Metzabok is a quiet Lacandón community of just 20 families, who live in simple wood homes in a region of numerous lakes and waterways. The community is situated on the edge of Laguna Tzibana, whose name means casa pintada (painted house) in Lacandón Maya and is most likely a reference to prehistoric paintings visible along the lake’s edge. (The word Metzabok comes from the god of the Maya ball game, though it’s unclear why the name was used here.)
Laguna Tzibana is connected by a natural canal to Laguna Metzabok, a much larger lake, and the source of several of the rainforest’s streams and rivers. The entire region is protected as part of a federal nature reserve, and is home to a rich array of plants, birds, and mammals.
Metzabok’s residents are less accustomed to outsiders and generally more reserved than Nahá ’s, making it harder (but not impossible) to experience Lacandón life and culture. By the same token, the surrounding rainforest and waterways are even more pristine, and excursions longer and more varied.

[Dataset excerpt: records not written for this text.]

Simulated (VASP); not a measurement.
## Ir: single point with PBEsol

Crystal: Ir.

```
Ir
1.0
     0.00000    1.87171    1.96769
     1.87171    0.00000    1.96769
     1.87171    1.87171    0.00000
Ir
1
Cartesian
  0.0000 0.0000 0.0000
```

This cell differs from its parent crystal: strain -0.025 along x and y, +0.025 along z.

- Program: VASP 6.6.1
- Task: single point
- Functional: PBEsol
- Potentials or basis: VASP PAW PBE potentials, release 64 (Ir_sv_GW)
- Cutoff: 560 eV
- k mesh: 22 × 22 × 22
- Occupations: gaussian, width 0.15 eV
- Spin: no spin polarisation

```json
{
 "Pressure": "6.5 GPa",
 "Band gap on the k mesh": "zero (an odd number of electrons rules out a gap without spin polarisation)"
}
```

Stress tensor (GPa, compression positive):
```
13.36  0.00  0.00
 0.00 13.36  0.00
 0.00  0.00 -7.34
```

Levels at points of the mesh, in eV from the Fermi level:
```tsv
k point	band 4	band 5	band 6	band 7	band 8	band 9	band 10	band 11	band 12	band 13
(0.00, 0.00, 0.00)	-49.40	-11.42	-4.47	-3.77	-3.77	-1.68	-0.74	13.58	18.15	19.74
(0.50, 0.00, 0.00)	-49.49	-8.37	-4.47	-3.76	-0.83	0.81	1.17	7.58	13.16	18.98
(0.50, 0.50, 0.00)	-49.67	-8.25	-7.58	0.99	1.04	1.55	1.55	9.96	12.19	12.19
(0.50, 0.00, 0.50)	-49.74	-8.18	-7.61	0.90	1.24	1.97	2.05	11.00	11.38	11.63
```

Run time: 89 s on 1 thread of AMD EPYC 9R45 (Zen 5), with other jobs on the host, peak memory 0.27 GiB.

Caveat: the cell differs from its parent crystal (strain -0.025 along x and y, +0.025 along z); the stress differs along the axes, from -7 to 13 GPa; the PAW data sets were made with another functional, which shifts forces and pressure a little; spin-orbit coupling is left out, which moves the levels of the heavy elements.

Several small thatched-roof cabañas (US$30) are available for rent, each with two queen beds, hammock hooks, and private bathroom, and located on a grassy lot near the entrance of town. Rooms are reasonably comfortable, though far from luxurious—don’t be startled by insects or even the occasional mouse, as the units are shuttered between visitors, sometimes for long periods of time. Advance notice is required to be sure the key is available and the cabin tidied up.
There are no restaurants in town, but home-cooked meals can be prepared by a local family or community member. As with the cabins, advance notice is required to allow time to buy necessary supplies.
There are no public telephones, Internet, or other services in Metzabok, and cabins and meal service are available with advance notice only. At the time of research, the tourism contact person in Metzabok was Enrique Valenzuela (tel. 961/341-8044); alternatively, you can call or visit the Palenque  office of the Comisión Nacional de Areas Naturales Protegidas (National Commission of Protected Natural Areas, Prolongación Av. Juárez 1085, Barrio La Cañada, tel. 916/345-0967, metzabok_05 [at] yahoo [dot] com [dot] mx, 9 a.m.–6 p.m. Mon.–Fri.), which oversees the reserve and tourism there.
By Bus: There is no direct bus service to Metzabok. Buses to Nahá  can drop you at the turnoff (US$3, 4 hrs), which is about six hilly kilometers from town. To return, you’d have to be back at the turnoff at midnight or 2 a.m. to catch the bus from Nahá—not a good plan. A better option would be to take the bus into Nahá (it passes the Metzabok turnoff at around 3 p.m. and 5 p.m.) and spend some time there before catching a bus back to Palenque  or Ocosingo . That way, if the bus is late or canceled, you’re in town instead of at a lonely crossroads.
By Car: Metzabok is some 80 kilometers from Palenque, half by dirt road. From Palenque, head east on Carretera Fronteriza del Sur for 44 kilometers, to the largish town of Chancalá. Turn right and continue another 14 kilometers to an intersection known as Crucero Piñal, where a sign directs you to the right again. The road is paved to there, and for another 3.5 kilometers beyond, before turning to gravel and eventually dirt. In the village of Piedrón (3.5 kilometers after the pavement ends) continue straight to the fork; from there the road is easy to follow, but increasingly rough, passing through small settlements and the town of Nueva Esperanza. Forty kilometers from Chancalá is a well-marked turnoff to Metzabok (6 kilometers).